Llywydd, I thank Mick Antoniw for those comments. He's right, of course: it is not just the Welsh and, indeed, the Scottish Governments who are frustrated by our inability to get responses out of the UK Government. The House of Commons Public Administration and Constitutional Affairs Committee called for a clear statement from the UK Government on its policy for the union, and in September last year, 2018, the UK Government committed to producing such a statement, and they and we are still waiting for it.
I completely agree with what Mick Antoniw said that there's a real richness of debate and contribution to be found in reports both of committees here and in the House of Commons, and indeed in the House of Lords. A great deal of interesting stuff written there, and we are all struggling in a way to get purchase on a UK Government, as I often think of it, overwhelmed by Brexit and just unable to find any space—thinking space, time space, political, capital space—to grapple with the issues that we've been talking about this afternoon.
Mick said, 'How can we make change happen?' Well, I'm afraid that the question might be slightly different to that. Change is going to happen. Change is happening all around us. Leaving the European Union introduces enormous amounts of change. It's not how change should happen in the sense of, 'Should there be change?', but, 'How do we get a grip of change so that we are in charge of change, rather than being driven along by it and faced by its consequences without having made the necessary effort to make the change happen in the way that we have talked about in different ways across the Chamber?'
The Speaker's conference idea is, of course, a very interesting one. It started its work exactly 100 years ago this autumn. When the proposition of a Speaker's conference on devolution was voted for on the floor of the House of Commons, Wales was the only part of the United Kingdom where not a single Welsh Member voted against setting up that Speaker's conference. And as some Members here will know, when it reported, it advocated a strictly federal approach to the United Kingdom and even solved the English question in its own time as well. So, the precedent in terms of the effectiveness of the conference is not great, but in terms of some of the richness of its debate, it is worth revisiting, and I'm agnostic about how to get the conversation going. We suggested a constitutional convention. If a Speaker's conference could be got off the ground in a different way and could do the sort of engagement that we've talked about, I'd have no trouble with that at all.

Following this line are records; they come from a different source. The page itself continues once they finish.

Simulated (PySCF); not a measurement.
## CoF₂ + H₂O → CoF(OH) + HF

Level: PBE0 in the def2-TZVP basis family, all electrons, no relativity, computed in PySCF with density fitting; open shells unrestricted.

I must say, First Minister, that I feel a very deep emotional attachment to Britishness and to Welshness, and I do believe the union is much more than a constitutional arrangement. So, that's the first remark I'd make about the attitude you're taking to undoubtedly needed constitutional reform.
I do welcome reforming our union. I think it is an interesting document and I give it two cheers, broadly. But there's a very big flaw in it and that's the handling of the concept of sovereignty. Sovereignty in terms of conceiving political associations is the trickiest concept in political philosophy, but it does require really deep thought, and we can't avoid doing this because it has very practical consequences. We see that in much of the Brexit argument at the moment. So, I think when you say in the document that
'it is accepted that sovereignty (some of which should be shared) lies with each part of the UK',
I think you need to be really careful about syntax here. It lies 'in' each part of the UK, I don't have a problem with that, because I do think our institutions should be embedded, but it also is embedded at the UK level and that's a crucial distinction.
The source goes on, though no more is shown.